A sequence of such linearly constrained sub-problems is solved with progressively increasing penalty parameter values $\rho$.

The penalty function $P : R^n \to R$ enforces feasibility in the limit, i.e.,

$$\lim_{\rho \to \infty} P(x, \rho) = \begin{cases} +\infty & \text{if any nonlinear constraint is violated} \\ 0 & \text{otherwise} \end{cases}$$

The parameter $\rho$ is referred to as the penalty parameter and determines the severity of the penalty.

To simplify descriptions of the penalty functions, the following standard transformation to all nonlinear equality constraints is used by defining

$$c_i^+(x) = \begin{cases} c_i(x) & \text{if } i \in \mathcal{E} \\ \max\{0, c_i(x)\} & \text{if } i \in \mathcal{I} \end{cases}$$ (10)
A commonly used penalty function is based on the squared $l_2$ norm:

$$
\mathcal{P}_{l_2}(x, \rho) = \rho \|c^+(x)\|_2^2
$$

The $l_2^2$ penalty function has the advantage of being smooth and having “simple” derivatives. More complex penalty functions mean that the relationship between $c(x)$ and the corresponding $\lambda(x)$ would necessarily be nonlinear because the derivatives are no longer “simple”[9].

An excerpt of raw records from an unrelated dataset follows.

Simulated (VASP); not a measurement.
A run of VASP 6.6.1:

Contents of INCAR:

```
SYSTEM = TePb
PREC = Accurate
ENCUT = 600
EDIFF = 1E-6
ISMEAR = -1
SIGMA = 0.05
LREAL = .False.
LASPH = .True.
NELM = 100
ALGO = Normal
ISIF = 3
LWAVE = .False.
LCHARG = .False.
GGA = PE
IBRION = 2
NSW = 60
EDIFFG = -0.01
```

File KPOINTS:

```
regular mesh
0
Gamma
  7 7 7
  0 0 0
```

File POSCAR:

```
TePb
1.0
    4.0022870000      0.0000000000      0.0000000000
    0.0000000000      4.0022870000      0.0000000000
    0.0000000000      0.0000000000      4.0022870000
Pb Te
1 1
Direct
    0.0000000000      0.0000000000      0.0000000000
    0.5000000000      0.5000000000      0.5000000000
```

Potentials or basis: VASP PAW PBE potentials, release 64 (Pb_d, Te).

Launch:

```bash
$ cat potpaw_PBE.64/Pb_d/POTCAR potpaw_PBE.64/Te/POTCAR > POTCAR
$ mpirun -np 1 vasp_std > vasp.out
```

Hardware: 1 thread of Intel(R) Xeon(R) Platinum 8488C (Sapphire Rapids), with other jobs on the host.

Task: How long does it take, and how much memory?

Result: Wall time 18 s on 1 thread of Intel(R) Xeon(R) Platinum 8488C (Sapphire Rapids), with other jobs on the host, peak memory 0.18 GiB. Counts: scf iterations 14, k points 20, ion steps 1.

APPS theoretically requires the existence of derivatives for the convergence theory to apply; however, the specific structure of the derivatives is irrelevant because they are not used explicitly. Still, smoothness is important because non-smooth penalty functions have been shown to cause APPS to converge to a non-differentiable point rather than a KKT point. Unfortunately, a major drawback to the $l_2^2$ penalty function is the uneven way that it penalizes constraints. It places extreme emphasis on constraint violations larger than one and little emphasis on violations less than one. This means that $\rho_k$ has to be very large to enforce asymptotic feasibility. But larger values of $\rho_k$ force APPS to tick-tack down steep constraint valleys using very small steps.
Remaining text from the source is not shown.